Hello mayors! We’ve noticed there have been a lot of questions about how public transit works under the hood, so today I’m going to lift that hood.
Let’s look at a city with a simple streetcar loop going through it. There are a few stops and a depot, and some cars are going from stop to stop, picking people up and dropping them off.
Now let’s look at the pathing data for the “pick up” destination. This destination becomes available to the streetcars when Sims are waiting to be picked up at a stop.
The numbers with “<- X ->” represent how many people are waiting at stops on that particular road segment, while the other numbers represent the distance to the destination minus the number of people waiting.
Going clockwise and starting from the top left, you can see there are 10 people waiting, then 15, then 5, then 1, then 48, then 21.
When a streetcar leaves the depot, it’s going to make a left turn, as there’s less “work” to get to the 21 people who need to be picked up, since the stop is very close and the 48 people who are waiting on the right are too far comparatively.
If there was a situation where 300 people were waiting at the first stop to the right of the depot, and only one was waiting on the left, then the streetcars would make a right turn as they exit every time until everyone in the crowded stop is picked up. Then the next streetcar would make a left turn to pick up that one person.
There are a couple of obvious issues with this approach though:
- If there are 300 Sims waiting for the streetcar on the other side of the loop for example, they may have to wait a long time for the vehicles to make their way. To remedy this problem, we’re looking into make crowded stops “high priority pick-up” destinations that transit vehicles will go to first.
- Another problem is that, well, all the vehicles that are in the same area and want to go to the same destination type will all follow the same path, resulting in clumping and general traffic problems. We’re looking into various ways to improve the situation so traffic will spread out better.
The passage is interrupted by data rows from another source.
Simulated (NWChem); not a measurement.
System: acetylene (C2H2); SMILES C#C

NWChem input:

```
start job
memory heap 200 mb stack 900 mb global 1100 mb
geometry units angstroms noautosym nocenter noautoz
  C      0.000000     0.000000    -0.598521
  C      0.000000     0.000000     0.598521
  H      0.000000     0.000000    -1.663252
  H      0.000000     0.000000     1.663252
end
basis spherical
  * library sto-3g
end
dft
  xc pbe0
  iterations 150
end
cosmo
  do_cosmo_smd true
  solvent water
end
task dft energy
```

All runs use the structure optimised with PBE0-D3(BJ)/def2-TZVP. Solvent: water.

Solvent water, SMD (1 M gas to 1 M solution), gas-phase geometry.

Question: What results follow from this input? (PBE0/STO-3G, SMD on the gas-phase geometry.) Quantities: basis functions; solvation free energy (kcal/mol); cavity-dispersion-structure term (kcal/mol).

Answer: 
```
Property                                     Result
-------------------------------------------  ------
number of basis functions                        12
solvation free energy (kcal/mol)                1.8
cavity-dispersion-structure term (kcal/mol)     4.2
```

You can also see that the data regarding streetcar destinations is only populated on the avenue with streetcar tracks. Regular roads are not part of the calculation (it says “inf” for “infinite” in the picture.)
Now let’s talk about what happens when a streetcar makes a stop. First, we try to drop off as many people as possible, based on the type of destinations located near the stop (like workplaces, shopping, home, school, etc). Then we pick up people based on what types of destination are available near other streetcar stops. Finally, we decide where the streetcar should go next.
If there is still room in the streetcar, then there’s a 75 percent chance we’ll send it to pick up more passengers. That said, if there’s nobody needing to be picked up at any stop on the line, we’ll make the streetcar drop off passengers at the first “DropOffAtX” destination, based on where the passengers want to go.
And then if that destination is not available, we’ll make the streetcar go back to the garage. (Streetcars do not use the “Trade Pick Up” destination, that’s only for buses, ferries & other vehicles that can go to other cities to pick up commuters and tourists.)
In 25% of the cases if there’s still room in the streetcar, as opposed to 100% of the time if it’s full, we’ll send the vehicle straight to a “drop off” destination.
Finally, if the streetcar is empty, there’s a 25% chance that it will go to the closest next stop on the line, and a 75% chance it will attempt to pick up passengers. And if all the stops have been visited recently, or there is nobody waiting to be picked up, then it will go back to the depot.